- The Washington Times - Wednesday, August 21, 2019

It started as a bit of whimsy in August — what if the U.S. offered to buy Greenland, that mass of ice, rare-earth minerals and about 60,000 hearty souls nestled near the North Pole and halfway to Europe?

It was such an odd idea that President Trump’s own aides reportedly weren’t sure whether to take it seriously.

Yet the matter has escalated into a full-blown diplomatic fiasco, with President Trump abruptly canceling a planned September visit to Denmark, which controls the island as an autonomous possession. Mr. Trump said Wednesday he was less infuriated by the refusal than by the face that Danish Prime Minister Mette Frederiksen dismissed the idea of a purchase as “absurd.”

“She’s talking to the United States of America. You don’t talk to the United States that way, at least under me,” the president told reporters on the White House lawn.

It was a stunning turn of events for something the president himself admitted this week wasn’t exactly a front-burner issue, and it left Danes shocked, perplexed and — in some cases — fuming.

“Our preparations were well underway,” Ms. Frederiksen said, expressing “regret” and “surprise” over the snub while leaving the door open to further talks about Arctic affairs and saying Mr. Trump was still welcome to come to Copenhagen.

Other Danes, noting the Queen Margrethe II had personally invited the American president and planned a state dinner in his honor, were not so charitable.

Former Danish Foreign Minister Martin Lidegaard told broadcaster TV2 that Mr. Trump’s behavior was “grotesque,” and Helle Thorning-Schmidt, a former prime minister, tweeted that Mr. Trump’s cancellation was “deeply insulting to the people of Greenland and Denmark.”

’Nasty’

Mr. Trump’s American critics caustically noted that the president had shown more respect to North Korean dictator Kim Jong-un this summer than to Denmark, a reliable ally and founding member of the NATO alliance.

Yet Mr. Trump doubled down, calling Ms. Frederiksen “nasty” for so quickly dismissing his interest in Greenland — an idea he noted that President Harry S. Truman once pursued.

“I thought it was an inappropriate statement,” he told White House reporters Wednesday. “All she had to do was say, ’No, we wouldn’t be interested.’”

He said Denmark is losing money on its stake in Greenland even as it fails to spend the full 2% of GDP on defense that is the benchmark for NATO countries.

“Denmark is losing $700 million a year with it, it doesn’t do them any good,” he said.

Located partway to Europe and in an ever-evolving Arctic region, Greenland is of strategic importance. It’s rich in minerals, including many critical to high-tech manufacture, and other resources. Though even farther away, China has expressed a deep interest in the Arctic, both as a place for economic development and as an Asia-to-Europe trade route for what Beijing has called its “Polar Silk Road.”
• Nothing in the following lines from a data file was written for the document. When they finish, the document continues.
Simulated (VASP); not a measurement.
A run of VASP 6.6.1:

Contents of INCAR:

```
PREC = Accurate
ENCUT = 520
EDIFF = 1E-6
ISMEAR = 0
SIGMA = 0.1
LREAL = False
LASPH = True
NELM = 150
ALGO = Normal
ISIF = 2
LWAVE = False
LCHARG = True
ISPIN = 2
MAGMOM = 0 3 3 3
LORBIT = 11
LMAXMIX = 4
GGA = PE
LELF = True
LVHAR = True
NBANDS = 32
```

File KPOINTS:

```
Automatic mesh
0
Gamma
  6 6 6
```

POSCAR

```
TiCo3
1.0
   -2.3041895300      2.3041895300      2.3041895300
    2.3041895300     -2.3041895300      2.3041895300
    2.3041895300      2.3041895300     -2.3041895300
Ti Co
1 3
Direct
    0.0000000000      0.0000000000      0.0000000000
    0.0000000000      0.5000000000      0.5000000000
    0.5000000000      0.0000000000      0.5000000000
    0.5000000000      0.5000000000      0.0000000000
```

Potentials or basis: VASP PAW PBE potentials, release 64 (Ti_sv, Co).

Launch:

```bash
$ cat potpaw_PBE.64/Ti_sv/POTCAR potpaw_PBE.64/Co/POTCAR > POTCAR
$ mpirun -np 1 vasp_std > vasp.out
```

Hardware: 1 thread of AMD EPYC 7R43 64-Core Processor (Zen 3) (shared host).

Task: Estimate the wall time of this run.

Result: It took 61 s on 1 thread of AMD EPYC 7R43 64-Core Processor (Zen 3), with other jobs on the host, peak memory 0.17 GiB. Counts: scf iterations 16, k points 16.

Mr. Trump confirmed his interest in Greenland on Sunday and said it might come up during a September stop in Copenhagen, where plans were already set for a meeting with the queen and bilateral discussions with Danish politicians and business leaders.

By Tuesday night the trip was off, with Mr. Trump abruptly announcing the cancellation on Twitter without even informing the U.S. ambassador in Copenhagen.

Many Danish people were asleep when Mr. Trump sent his online missive, though by morning they were furious.

Morten Ostergaard, leader of the Danish Social Liberal Party, said Copenhagen needs to take a broader look at its alliances.

“It shows why, more than ever, we should consider the EU countries as our closest allies. The man is incalculable,” he wrote.

Ms. Frederiksen said the snub will not affect the American-Danish relationship, yet doubled down on her opposition to selling Greenland.

“This has clearly been rejected by [Greenland Premier] Kim Kielsen, a position that I share of course,” she said.

Peter Rough, a fellow at the Hudson Institute, said the American-Danish relationship won’t be severely damaged by the spat, though both sides may have overstepped.

“Trump won the presidency at an age at which he wasn’t going to reinvent himself,” he said. “So it’s natural for him to revert to what he knows — and that is his decades in American real estate. Of course he wants to buy Greenland, one of the most strategic places in the world.”

Still, there’s no pressing reason for the U.S. to buy Greenland, he said. Denmark is a strong and reliable ally that offers the U.S. military unfettered access to the strategic Thule Air Base on Greenland, the Air Force’s northernmost base.

“At the same time, the Danes could have handled the issue more delicately,” he said.